The fine line between reinventing and stalling
Seth Godin's always-excellent blog featured a recent post that got me thinking. "None of us are doing enough to challenge the assignment," he writes; the example he gives is of looking at the words and fonts in a draft brochure instead of questioning the need for a brochure at all. "Every day," Godin writes, "I spend at least an hour of my time looking at my work and what I've chosen to do next and wonder, 'is this big enough?'"
His post reminded me of one of the first people I ever personally interviewed and hired, back when I was still in college. You know how, during an interview, most candidates ask you a couple of good questions about your organization or the position they're interviewing for? This person asked wonderful questions. Lots of them. Thoughtful, searching, insightful questions. We were thrilled to hire him.
Unfortunately, as it turned out, asking questions was pretty much all he wanted to do. And when you're on a tight deadline for a single-day turnaround, it's somewhat frustrating to have a staff person who seems to prefer asking questions to just getting the work done.

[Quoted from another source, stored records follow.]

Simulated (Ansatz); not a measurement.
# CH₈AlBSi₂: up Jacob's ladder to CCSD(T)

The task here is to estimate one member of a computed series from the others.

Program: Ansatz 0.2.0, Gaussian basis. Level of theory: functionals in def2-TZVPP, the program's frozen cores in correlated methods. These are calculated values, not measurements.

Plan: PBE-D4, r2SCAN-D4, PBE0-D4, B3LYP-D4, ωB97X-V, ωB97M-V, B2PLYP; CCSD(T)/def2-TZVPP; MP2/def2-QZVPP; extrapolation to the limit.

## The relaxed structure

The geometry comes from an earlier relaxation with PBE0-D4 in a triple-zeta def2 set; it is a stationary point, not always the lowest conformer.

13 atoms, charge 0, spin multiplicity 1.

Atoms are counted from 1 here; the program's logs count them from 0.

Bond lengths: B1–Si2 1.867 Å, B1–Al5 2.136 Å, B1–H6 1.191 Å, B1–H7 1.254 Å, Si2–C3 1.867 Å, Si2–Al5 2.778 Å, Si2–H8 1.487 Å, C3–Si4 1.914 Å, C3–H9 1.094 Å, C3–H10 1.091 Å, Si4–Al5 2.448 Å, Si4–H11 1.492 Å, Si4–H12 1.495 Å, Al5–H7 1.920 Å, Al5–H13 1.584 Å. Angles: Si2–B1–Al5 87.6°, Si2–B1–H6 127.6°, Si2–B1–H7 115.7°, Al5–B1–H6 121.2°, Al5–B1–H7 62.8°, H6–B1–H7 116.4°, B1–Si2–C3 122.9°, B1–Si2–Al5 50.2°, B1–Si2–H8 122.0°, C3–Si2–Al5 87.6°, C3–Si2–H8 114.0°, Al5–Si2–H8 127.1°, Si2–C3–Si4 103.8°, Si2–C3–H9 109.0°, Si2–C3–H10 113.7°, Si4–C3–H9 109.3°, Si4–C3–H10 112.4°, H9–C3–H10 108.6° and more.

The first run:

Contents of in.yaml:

And of course, a lot of it is an issue of timing: A series of questions can be a game-changer during the planning process, and seem pointless and frustrating the day before a major deadline.
There has to be some point where the two lines cross--somewhere between "I never do any work because I'm so busy questioning the paradigm" and "I never question the paradigm because I'm so busy doing work." How can we, as association professionals, push our personal dials more toward the "question" side of things? And what we do to try to get those questions out there at a time when they'll be most effective?